Since the U.S. Supreme Court’s decision in South Dakota v. Wayfair in June 2018, nearly every state and the District of Columbia has adopted provisions they believe comply with the new nexus standard. Only Florida and Missouri have yet to adopt an economic nexus standard of any kind. Both states have introduced bills in the current legislative session that would implement an economic nexus standard. However, both states introduced similar bills in previous sessions and failed to pass the legislation.
Many states initially adopted South Dakota’s standard of $100,000 of sales or 200 sales transactions through legislation or regulatory authority. Twenty-five states still use this threshold (Connecticut’s threshold is $100,000 of sales and 200 sales transactions). One state, Georgia, uses a threshold of $250,000 in sales or 200 transactions. Sixteen states are only using a sales threshold that ranges from a low of $100,000 in ten states to a high of $500,000 in three states.

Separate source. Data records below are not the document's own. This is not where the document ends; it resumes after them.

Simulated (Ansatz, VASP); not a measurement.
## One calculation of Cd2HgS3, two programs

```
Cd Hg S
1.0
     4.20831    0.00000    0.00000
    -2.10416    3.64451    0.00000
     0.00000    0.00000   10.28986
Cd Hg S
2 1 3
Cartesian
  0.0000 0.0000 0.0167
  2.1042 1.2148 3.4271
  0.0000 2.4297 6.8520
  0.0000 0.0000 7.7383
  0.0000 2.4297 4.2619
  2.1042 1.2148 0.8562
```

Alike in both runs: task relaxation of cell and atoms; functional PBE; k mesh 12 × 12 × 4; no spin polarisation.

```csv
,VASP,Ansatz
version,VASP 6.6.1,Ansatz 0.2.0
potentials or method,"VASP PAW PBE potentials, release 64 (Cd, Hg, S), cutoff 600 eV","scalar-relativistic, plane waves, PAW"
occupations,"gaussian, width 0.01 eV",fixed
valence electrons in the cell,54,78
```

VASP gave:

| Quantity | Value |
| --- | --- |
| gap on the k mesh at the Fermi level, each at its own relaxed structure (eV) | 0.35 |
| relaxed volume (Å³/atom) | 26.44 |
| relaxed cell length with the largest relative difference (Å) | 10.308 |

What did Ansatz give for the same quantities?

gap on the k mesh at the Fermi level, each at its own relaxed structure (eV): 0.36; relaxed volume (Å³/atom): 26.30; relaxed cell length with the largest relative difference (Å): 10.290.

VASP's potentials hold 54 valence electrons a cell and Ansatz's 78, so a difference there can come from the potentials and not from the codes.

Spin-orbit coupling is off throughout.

The states continue to review and modify their standards to determine the best threshold for their state. Each state is trying to balance increasing tax collections without placing an undue burden on businesses and state resources. Although a low threshold increases the likelihood that a business will have to register for the sales tax and file returns, it also means that many businesses with little to no tax collections will be forced to file returns. These additional returns with little to no tax places a burden on state resources to open and maintain accounts and process returns.
Now that the Wayfair nexus standards have been in place for more than a year, businesses should continue to be diligent in reviewing their nexus creating activities.